Speaking openly around your kids

bucky

Hummingbird
Other Christian
My wife and I were talking about the way things are going in the world the other night and I found myself having to explain the terms "goodwhite" and "badwhite" to her. She's not a native English speaker and unfamiliar with dissident right online jargon, so it took a minute or two. When I finished, my daughter, who is a toddler, looked up at me and said in her toddler voice "Daddy, I am...a badwhite?"

I hadn't expected her to understand any of what I was saying, and it made me think how eventually she'll be big enough to fully understand when I talk about politics, feminism, race relations, LGBT issues, religion, and other crucial topics, all topics that that would lead to my cancellation if my true opinion were openly expressed in public.

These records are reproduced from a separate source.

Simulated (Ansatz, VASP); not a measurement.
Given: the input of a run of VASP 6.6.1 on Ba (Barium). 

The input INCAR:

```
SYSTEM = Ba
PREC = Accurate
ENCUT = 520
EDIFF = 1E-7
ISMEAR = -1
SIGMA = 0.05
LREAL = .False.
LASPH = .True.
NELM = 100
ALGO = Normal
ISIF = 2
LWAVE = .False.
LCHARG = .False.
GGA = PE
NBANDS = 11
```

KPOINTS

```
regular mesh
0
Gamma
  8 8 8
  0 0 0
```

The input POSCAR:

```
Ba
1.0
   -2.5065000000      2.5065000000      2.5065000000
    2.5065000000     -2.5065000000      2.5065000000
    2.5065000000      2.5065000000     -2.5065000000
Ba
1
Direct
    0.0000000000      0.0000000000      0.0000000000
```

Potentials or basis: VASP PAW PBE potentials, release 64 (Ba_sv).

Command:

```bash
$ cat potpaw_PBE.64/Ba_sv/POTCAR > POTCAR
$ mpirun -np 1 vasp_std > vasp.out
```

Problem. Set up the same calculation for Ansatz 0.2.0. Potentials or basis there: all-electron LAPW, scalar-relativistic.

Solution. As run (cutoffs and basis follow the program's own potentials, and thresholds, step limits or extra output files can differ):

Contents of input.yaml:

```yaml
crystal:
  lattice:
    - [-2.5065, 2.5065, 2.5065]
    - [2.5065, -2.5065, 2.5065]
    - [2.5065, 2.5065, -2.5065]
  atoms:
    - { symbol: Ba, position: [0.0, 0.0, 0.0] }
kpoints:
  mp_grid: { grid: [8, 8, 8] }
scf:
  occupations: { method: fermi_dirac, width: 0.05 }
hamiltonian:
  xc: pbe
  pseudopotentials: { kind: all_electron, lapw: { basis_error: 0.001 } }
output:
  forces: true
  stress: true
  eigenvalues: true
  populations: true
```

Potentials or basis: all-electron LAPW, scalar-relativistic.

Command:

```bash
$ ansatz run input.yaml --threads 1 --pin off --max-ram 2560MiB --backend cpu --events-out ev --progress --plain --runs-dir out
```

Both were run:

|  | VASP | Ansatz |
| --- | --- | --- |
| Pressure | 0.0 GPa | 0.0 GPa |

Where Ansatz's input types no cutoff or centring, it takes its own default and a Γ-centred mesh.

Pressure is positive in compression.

I censor myself at work and when I'm out in the world and even around my extended family because I have to, but I can't see myself doing it in my own home. We're going to homeschool, so I won't have to worry about my kids repeating any of my crimethoughts at school but still, they could repeat an unauthorized opinion of mine somewhere to someone and that could very easily lead to my cancellation or worse.

Writing about it now I think of this passage from the gospel of Luke, chapter 21:

9 But when ye shall hear of wars and commotions, be not terrified: for these things must first come to pass; but the end is not by and by.

10 Then said he unto them, Nation shall rise against nation, and kingdom against kingdom:

11 And great earthquakes shall be in divers places, and famines, and pestilences; and fearful sights and great signs shall there be from heaven.

12 But before all these, they shall lay their hands on you, and persecute you, delivering you up to the synagogues, and into prisons, being brought before kings and rulers for my name's sake.

13 And it shall turn to you for a testimony.

14 Settle it therefore in your hearts, not to meditate before what ye shall answer:

15 For I will give you a mouth and wisdom, which all your adversaries shall not be able to gainsay nor resist.

16 And ye shall be betrayed both by parents, and brethren, and kinsfolks, and friends; and some of you shall they cause to be put to death.

17 And ye shall be hated of all men for my name's sake.

18 But there shall not an hair of your head perish.

19 In your patience possess ye your souls.

So I think that's my plan, to trust in the Lord, speak truth at least to my wife and children and hope for the best.

How do those of you who have older kids handle this? Opinions from those who don't yet have children are welcome, but I'm especially interested in hearing from those who do.
 

Laner

Crow
Protestant
Gold Member
We have our meals together as a family with no distractions other than some classic background music. Our conversations are not censored in any way but they are all conversations that should be welcome at any dinner table. We discourage fart jokes and 'toilet' talk of course, hard as it might be. But conversations are meant to flow, and its extra important for the school aged kids in order to get them to the point of letting their thoughts come out. This is mostly for my benefit, as my wife is the one who does school pick up and gets the fresh thoughts of the school day at that point.

I work with only men and we are all pretty much on the same page as to the state of the world. Race comes up at some points, but we are a pretty diverse crew so the race things mostly stick to the workplace in the form of ball busting. But my son does come by work once a week and seems to pick up a bit of shop talk, of which some is accepted and others not.

Our extended family is pretty aligned with us so that is good.

So back to what to censor in front of the kids. Not really anything. My son hears our conversations and does remember. He will sometimes ask a question about a dinner conversation a few days later. I try and answer as best as I can so he understands, without pontificating too much. When it comes to things like guns, he knows to keep that private. We have had the 'Big Talk' with him about some things being a family secret and to never talk about it with anyone outside our immediate home. When there is something that we do not want repeated, we just tell him that this is a private family matter, and he understands.

So far its been working out but as kids get older they fall more into the views of their teachers and friends, so it only means more work for us parents.
 

EuropeanCanon

Woodpecker
Trad Catholic
I often think about this. I have 3 young boys 10, 8 and 3. I think basically that my wife and I have decided to protect them from what is going on, I guess we feel let them enjoy their boyhood until its impossible to not talk about it. But if they get to the age around 14, 15 then it will be time to start talking about reality to them. We try and keep them engaged with our catholic faith, we have family prayers and church attendence as well and they go to catholic school. But the sticking point for me is the internet. It is very hard to control and monitor their access to it. I still don't know if all of this is the best thing to do, i am torn.